This recipe to me is the epitome of taking something good and making it even better.
I remember the first time I made these little millionaire squares. It was an optimistic Spring day and my friends and I decided to have a picnic. I wanted to make something I could box up and pick at on a cheque patterned blanket in a park while ducks’ soundtrack our buffoonery. It was set to be a beautiful day.
Until we realised, we live in the Welsh Valleys and those thick, black clouds decided to stitch us up and piss all over our parade. Quite literally.
But in the interest of making the best out of any situation, we decided to bring the picnic indoors. My friends and I will never willingly miss a chance to drink copious amounts of wine while we lie around and talk. So, we played some nature SFX on the iPod and huddled around our picnic baskets on a blanket spread across my living room floor. It was quite perfect actually.
Silver linings and what not.
One look at the ingredient list is enough to make you clutch your pearls and mourn beach bodies of the past but remember, this is not for every day and it’s not designed to eat in its entirety, tempting though that may be.
Make them when you know you will have several mouths to feed and then watch with glee as they vanish, square by square. They keep really well in the fridge too, so they’re even better if you make them for a rainy day. There are some recipes that are designed to purely punctuate a bad situation with a smiley face. This is one of my favourite kind of smiles.
For the base
350g shortbread biscuits
For the peanut butter caramel
100g soft brown sugar
397g can condensed milk
2 tablespoons peanut butter
For the top
250g dark chocolate
- Line a 20 x 20cm square tin with baking parchment.
- For the base, place the biscuits in a ziplock bag, zip it up and bash the biscuits to dust. You want them crushed to dust – any chunks may make the base crumbly when you cut it.
- Put the butter for the base in a saucepan and heat it until it melts. Empty the biscuit dust into the butter and stir until thoroughly combined.
- Empty the buttery biscuit dust into the lined tin and using the back of a spoon, spread the biscuits to cover the base of the tin. Continue sliding the spoon over the surface until you flatten and smooth it as best as you can. Pop the tin in the fridge.
- For the caramel, and using the same pan if you want, melt the butter and soft brown sugar together, stirring as you go. Once the butter is completed melted, pour the condensed milk in. Continue stirring until everything combines
- Bring the mixture to a bit of a savage bubble and keep it bubbling for about 3 minutes, stirring as you go so that it doesn’t stick to the bottom. After the 3 minutes is up, take it off the heat and stir the peanut butter through.
- Take the biscuit base out of the fridge, pour the caramel over the biscuit base and again, using the back of a spoon, smooth it as best as you can. Once smoothed out over the biscuits, this time slip it in the freezer. The caramel layer will take longer to cool than the biscuit layer, so the freezer is better this time.

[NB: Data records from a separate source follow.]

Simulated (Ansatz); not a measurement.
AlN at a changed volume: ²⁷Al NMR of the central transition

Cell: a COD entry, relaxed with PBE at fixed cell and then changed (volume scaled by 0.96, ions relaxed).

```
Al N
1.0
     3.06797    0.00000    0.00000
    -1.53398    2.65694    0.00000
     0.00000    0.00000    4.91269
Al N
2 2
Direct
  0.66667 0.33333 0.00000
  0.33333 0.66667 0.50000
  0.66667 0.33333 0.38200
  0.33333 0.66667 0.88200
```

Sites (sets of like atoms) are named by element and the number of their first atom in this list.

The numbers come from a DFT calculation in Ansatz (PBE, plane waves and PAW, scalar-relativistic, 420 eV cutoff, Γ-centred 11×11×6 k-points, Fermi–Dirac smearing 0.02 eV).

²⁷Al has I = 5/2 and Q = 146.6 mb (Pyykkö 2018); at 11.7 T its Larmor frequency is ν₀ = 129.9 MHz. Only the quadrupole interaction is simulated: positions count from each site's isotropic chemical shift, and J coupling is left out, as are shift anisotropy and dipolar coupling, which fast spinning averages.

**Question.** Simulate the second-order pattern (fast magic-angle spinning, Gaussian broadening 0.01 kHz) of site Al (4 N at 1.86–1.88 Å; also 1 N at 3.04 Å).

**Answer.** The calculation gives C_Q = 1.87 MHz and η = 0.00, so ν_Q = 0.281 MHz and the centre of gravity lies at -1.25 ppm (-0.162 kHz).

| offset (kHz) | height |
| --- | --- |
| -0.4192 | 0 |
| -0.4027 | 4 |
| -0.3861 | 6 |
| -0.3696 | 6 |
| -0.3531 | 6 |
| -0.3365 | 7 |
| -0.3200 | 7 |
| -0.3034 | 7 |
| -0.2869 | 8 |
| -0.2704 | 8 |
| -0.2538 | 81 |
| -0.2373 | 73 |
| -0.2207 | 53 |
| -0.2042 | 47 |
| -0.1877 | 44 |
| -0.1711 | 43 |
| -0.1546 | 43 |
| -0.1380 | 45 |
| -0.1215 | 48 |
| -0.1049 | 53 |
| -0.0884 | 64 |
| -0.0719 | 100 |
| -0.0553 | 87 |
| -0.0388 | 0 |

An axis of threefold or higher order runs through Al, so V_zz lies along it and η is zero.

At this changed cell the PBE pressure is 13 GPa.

- Now for the third and final layer, using the same pan again if you want (just give it a rinse), break the chocolate into small squares in the pan and add in the butter. Bring the pan to a medium heat, stirring the chocolate and butter together until they both melt and create a liquid, buttery pool. This won’t take too long, but don’t bring it to a boil.
- Remove the biscuit and caramel tin and using a gentle fingertip, press the caramel to check if it’s set. You want it set enough so that the chocolate will sit comfortably on top. If you think it needs more time in the freezer, let it be so.
- When your caramel is set, pour the chocolate over. Again, use the back of a spoon, to coax the chocolate into the corners of the tin so that the caramel is completely covered.
- Now slip the tin in the fridge for about 2 hours, but I tend to leave mine overnight to be sure.
- Cut it into like… 12 slices? I’ve gone for big chunky slices but also tiny, little squares. There’s no bad way to cut these, no matter which way you slice it. If someone wants more, and they will, they’ll ask.